From: "Derrick Stolee via GitGitGadget" <gitgitgadget@gmail.com>
To: git@vger.kernel.org
Cc: tom.saeger@oracle.com, gitster@pobox.com,
sunshine@sunshineco.com, Derrick Stolee <stolee@gmail.com>,
Josh Steadmon <steadmon@google.com>,
Emily Shaffer <emilyshaffer@google.com>,
Derrick Stolee <derrickstolee@github.com>
Subject: [PATCH v3 0/3] Maintenance: adapt custom refspecs
Date: Sat, 10 Apr 2021 02:03:42 +0000 [thread overview]
Message-ID: <pull.924.v3.git.1618020225.gitgitgadget@gmail.com> (raw)

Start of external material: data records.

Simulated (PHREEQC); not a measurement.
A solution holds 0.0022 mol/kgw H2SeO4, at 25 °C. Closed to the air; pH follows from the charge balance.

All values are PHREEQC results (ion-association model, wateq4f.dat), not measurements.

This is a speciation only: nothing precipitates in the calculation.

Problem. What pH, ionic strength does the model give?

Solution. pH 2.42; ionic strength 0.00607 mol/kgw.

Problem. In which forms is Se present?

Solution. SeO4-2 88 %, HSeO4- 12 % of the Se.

In-Reply-To: <pull.924.v2.git.1617734870.gitgitgadget@gmail.com>
Tom Saeger rightly pointed out [1] that the prefetch task ignores custom
refspecs. This can lead to downloading more data than requested, and it
doesn't even help the future foreground fetches that use that custom
refspec.
[1]
https://lore.kernel.org/git/20210401184914.qmr7jhjbhp2mt3h6@dhcp-10-154-148-175.vpn.oracle.com/
This series fixes this problem by carefully replacing the start of each
refspec's destination with "refs/prefetch/". If the destination already
starts with "refs/", then that is replaced. Otherwise "refs/prefetch/" is
just prepended.
This happens inside of git fetch when a --prefetch option is given. This
allows us to maniuplate a struct refspec_item instead of a full refspec
string. It also simplifies our logic in testing the prefetch task.
Update in V3
============
* The fix is almost completely rewritten as an update to 'git fetch'. See
the new PATCH 2 for this update.
* There was some discussion of rewriting test_subcommand, but that can be
delayed until a proper solution is found to complications around softer
matches.
Updates in V2
=============
Thanks for the close eye on this series. I appreciate the recommendations,
which I believe I have responded to them all:
* Fixed typos.
* Made refspec_item_format() re-entrant. Consumers must free the buffer.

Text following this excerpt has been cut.